All of Poe’s pioneering initiatives were exploited by subsequent generations of crime writers and although many of those writers introduced variations on and combinations of them, no other writer ever established so many influential concepts. Christie, as we shall see, exploited them to the full.
The first, and most important, of the Poe stories, ‘The Murders in the Rue Morgue’, incorporated the first five ideas above. The murder of a mother and daughter in a room locked from the inside is investigated by Chevalier C. Auguste Dupin, who, by logical deduction, arrives at a most unexpected solution, thereby proving the innocence of an arrested man; the story is narrated by his unnamed associate.

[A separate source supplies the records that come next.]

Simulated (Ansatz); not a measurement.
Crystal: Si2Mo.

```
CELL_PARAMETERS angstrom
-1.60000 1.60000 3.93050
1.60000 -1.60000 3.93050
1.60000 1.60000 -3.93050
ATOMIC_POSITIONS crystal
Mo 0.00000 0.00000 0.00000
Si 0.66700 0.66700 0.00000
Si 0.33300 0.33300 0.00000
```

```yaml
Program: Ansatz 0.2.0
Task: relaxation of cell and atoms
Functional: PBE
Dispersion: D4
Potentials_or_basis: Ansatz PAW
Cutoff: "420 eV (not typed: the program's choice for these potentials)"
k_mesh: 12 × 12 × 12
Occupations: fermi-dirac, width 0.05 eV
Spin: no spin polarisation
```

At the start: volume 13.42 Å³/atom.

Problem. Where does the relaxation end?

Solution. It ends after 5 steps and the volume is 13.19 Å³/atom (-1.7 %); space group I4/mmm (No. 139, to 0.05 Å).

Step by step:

Although Poe is not one of the writers she mentions in her Autobiography as being an influence, Agatha Christie took his template of a murder and its investigation when she began to write The Mysterious Affair at Styles, 75 years later.
The brilliant amateur detective
If we take ‘amateur’ to mean someone outside the official police force, then Hercule Poirot is the pre-eminent example. With the creation of Miss Marple, Christie remains the only writer to create two famous detective figures. Although not as well known, the characters Tommy and Tuppence, Parker Pyne, Mr Satterthwaite and Mr Quin also come into this category.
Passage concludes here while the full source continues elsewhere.